Linq: dynamic Where clause inside a nested subquery get latest records of each group

I currently get problem to dynamic linq expression below
My Models
public class Orders
{
public int OrderId ;
public ICollection<OrderStatuses> Statuses;
}
public class Statuses
{
public int StatusId;
public int OrderId;
public string Note;
public DateTime Created;
}
My Sample data :
Orders
| ID | Name |
----------------------
| 1 | Order 01 |
| 2 | Order 02 |
| 3 | Order 03 |
Statuses
|ID | OrderId | Note | Created |
---------------------------------------
| 1 | 1 | Ordered | 2016-03-01|
| 2 | 1 | Pending | 2016-04-02|
| 3 | 1 | Completed | 2016-05-19|
| 4 | 1 | Ordered | 2015-05-19|
| 5 | 2 | Ordered | 2016-05-20|
| 6 | 2 | Completed | 2016-05-19|
| 7 | 3 | Completed | 2016-05-19|
I'd like to get number of orders which have note value equal to 'Ordered' and max created time.
Below is sample number of orders that I expect from query
| Name | Note | Last Created|
-------------------------------------|
| Order 01 | Ordered | 2016-03-01 |
| Order 02 | Ordered | 2016-05-20 |
Here my idea but it's seem to wrong way
var outer = PredicateBuilder.True<Order>();
var orders = _entities.Orders
.GroupBy(x => x.OrderId)
.Select(x => new { x.Key, Created = x.Max(g => g.Created) })
.ToArray();
var predicateStatuses = PredicateBuilder.False<Status>();
foreach (var item in orders)
{
predicateStatuses = predicateStatuses.Or(x => x.OrderId == item.Key && x.Created == item.Created);
}
var predicateOrders = PredicateBuilder.False<JobOrder>();
predicateOrders = predicateOrders.Or(predicateStatuses); (I don't how to passed expression which different object type (Order and Status) here or I have to write an extension method or something
outer = outer.And(predicateOrders);
Please suggest me how to solve this dynamic linq expression in this case.
Thanks in advance.
There's nothing dynamic about your query, at least, it doesn't need to be. You can express it as a regular query.
var query =
from o in db.Orders
join s in db.Statuses on o.Id equals s.OrderId
where s.Note == "Ordered"
orderby s.Created descending
group new { o.Name, s.Note, LastCreated = s.Created } by o.Id into g
select g.First();
p.s., your models doesn't seem to match the data at all so I'm ignoring that. Adjust as necessary.

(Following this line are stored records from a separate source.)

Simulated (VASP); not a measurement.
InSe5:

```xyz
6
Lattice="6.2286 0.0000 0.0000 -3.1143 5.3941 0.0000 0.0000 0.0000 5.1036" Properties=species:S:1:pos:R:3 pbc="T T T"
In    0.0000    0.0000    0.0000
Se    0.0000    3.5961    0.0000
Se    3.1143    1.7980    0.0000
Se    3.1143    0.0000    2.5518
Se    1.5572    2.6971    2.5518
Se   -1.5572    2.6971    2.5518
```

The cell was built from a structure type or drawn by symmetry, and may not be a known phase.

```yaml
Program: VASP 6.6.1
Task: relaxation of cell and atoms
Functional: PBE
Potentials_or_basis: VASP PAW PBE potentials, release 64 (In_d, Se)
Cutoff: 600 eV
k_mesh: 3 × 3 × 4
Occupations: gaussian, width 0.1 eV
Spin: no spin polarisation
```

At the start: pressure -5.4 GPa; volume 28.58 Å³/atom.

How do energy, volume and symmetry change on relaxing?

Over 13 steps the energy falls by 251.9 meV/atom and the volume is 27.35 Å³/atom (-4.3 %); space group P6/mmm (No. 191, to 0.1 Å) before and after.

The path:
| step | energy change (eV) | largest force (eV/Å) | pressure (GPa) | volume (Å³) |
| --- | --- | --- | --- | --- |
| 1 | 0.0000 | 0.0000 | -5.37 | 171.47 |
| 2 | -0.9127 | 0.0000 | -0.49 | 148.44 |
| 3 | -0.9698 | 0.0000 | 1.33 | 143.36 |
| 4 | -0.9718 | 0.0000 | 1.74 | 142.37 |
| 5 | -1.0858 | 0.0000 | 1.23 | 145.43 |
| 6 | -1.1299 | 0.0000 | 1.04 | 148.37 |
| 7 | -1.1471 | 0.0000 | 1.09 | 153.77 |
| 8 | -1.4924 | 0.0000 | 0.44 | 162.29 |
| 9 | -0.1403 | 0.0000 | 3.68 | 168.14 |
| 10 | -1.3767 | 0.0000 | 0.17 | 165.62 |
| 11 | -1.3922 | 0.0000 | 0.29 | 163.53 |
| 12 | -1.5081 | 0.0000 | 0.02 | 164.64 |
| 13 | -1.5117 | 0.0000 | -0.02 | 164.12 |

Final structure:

Thanks so much for #Jeff Mercado answer. Finally, I customized your answer to solve my problem below:
var predicateStatuses = PredicateBuilder.False<Order>();
predicateStatuses = predicateStatuses.Or(p => (
from j in db.Statuses
where j.OrderId == p.ID
group j by j.OrderId into g
select g.OrderByDescending(t=>t.Created)
.FirstOrDefault()
).FirstOrDefault().Note == 'Ordered'
);